To judge from his new book, Horse Latitudes, Paul Muldoon continues to suffer from a strange case of what I can only call an existential stammer:
I was baffled, baffled as one who wakes…
(‘Alba’)
Now pitching himself like a forlorn hope
in a pitched battle, Angus howls and howls…
(‘Now Pitching Himself Like a Forlorn Hope’)
Every point was a point of no return
where to make a mark was to overstep the mark…
(‘The Old Country’)
Every track was an inside track
where every horse had the horse sense…
(‘The Old Country’, and it goes on like that, all thirteen sections of it)
We cluster at one end, one end of Dillon Gym…

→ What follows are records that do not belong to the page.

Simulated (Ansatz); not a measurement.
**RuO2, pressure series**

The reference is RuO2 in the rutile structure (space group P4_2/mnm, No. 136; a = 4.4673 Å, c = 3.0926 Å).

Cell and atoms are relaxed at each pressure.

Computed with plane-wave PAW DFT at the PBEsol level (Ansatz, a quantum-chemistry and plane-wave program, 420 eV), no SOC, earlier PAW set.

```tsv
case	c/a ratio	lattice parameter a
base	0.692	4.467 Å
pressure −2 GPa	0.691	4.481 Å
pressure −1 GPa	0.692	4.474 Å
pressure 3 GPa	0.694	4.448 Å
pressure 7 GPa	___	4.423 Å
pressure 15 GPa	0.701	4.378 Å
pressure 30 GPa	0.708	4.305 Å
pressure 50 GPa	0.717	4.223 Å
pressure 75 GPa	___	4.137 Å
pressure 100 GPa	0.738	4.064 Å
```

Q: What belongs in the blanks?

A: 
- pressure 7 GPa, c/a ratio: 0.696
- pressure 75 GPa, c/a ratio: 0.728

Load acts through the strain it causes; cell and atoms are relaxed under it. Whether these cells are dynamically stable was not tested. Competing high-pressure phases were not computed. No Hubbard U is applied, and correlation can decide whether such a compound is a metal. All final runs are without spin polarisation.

(‘Bob Dylan at Princeton, November 2000’)
I had one eye, just one,
they prised and popped open.
I had one eye, just one,
they prised and propped open
like a Fomorian’s…
(‘The Outlier’)
What’s the difference between clustering ‘at one end’ of the gym and ‘at one end, one end’? It’s something he’s been doing since around the time of The Annals of Chile. You can hear something of the same thing too in. the. way. he. reads. his. poems. aloud. It lends his work, I’d like to suggest, a very low centre of gravity. Whenever something threatens to push a poem into outright obscurity rather than slightly-baffling-but-obviously-very-cute-once-you’ve-worked-it-out obscurity, he can always slam on the handbrake of the Muldoon existential stammer ™. It’ll all work out in the end, the poem says. Just you wait. And in the interval (‘W-w-wait… something will come’, as Henry James used to say, wagging his finger, during his epic pauses), aren’t these poems good enough to read twice? Except, my point is, once already feels like twice.
Dig that jacket.
3 comments:
I know what you're saying, but I thought the reading he gave in the BOL Arts Centre in Dublin a couple of years ago was brilliant. Sure, the meaning of many poems continued to elude me, and he does employ a lilting, comic, deliberatly halting manner; though I didn't hear full stops between each word, there were certainly pregnant (almost full) stops to indicate line breaks. But this actually helped bring home the imagery and highlighted the eccentric, Muldoonish music. Most poets don't give you much of a chance to let the stuff sink in; some are haughty or downright resentful at reading in the first place. Muldoon managed to make his reading intimate; he involved everyone in the way a good actor or stand-up comedian can.
May I suggest that he's like a musician riffing on the lyric. I suspect also that he uses repetition to provide balance in a line. Didn't he have that series of poems in Hay which used titles from rock albums? While riffing on the music theme didn't he write the lyrics for the Warren Zevon song, My Ride's Here? And he's done an opera and rewritten the song The Streets of Laredo, as Blackwatertown, which has been recorded by the Handsome Family.
The Handsome family eh? I liked the clip of them playing on the porch of a house that formed an island all to itself in the middle of a lake somewhere in the Deep South, in Jim White's film Searching for the Wrong-Eyed Jesus. As long as there were no alligators around. Muldoon's in a band too, called Rackett. His lyrics for them are coming out as a book next month. And on the subject of Warren Zevon, he closes the new book with his long elegy for him. Lots of references to the gastronomic good life, as so frequently in Muldoon these days. Any day now one of Muldoon's books is going to check itself into a health farm for a detox diet.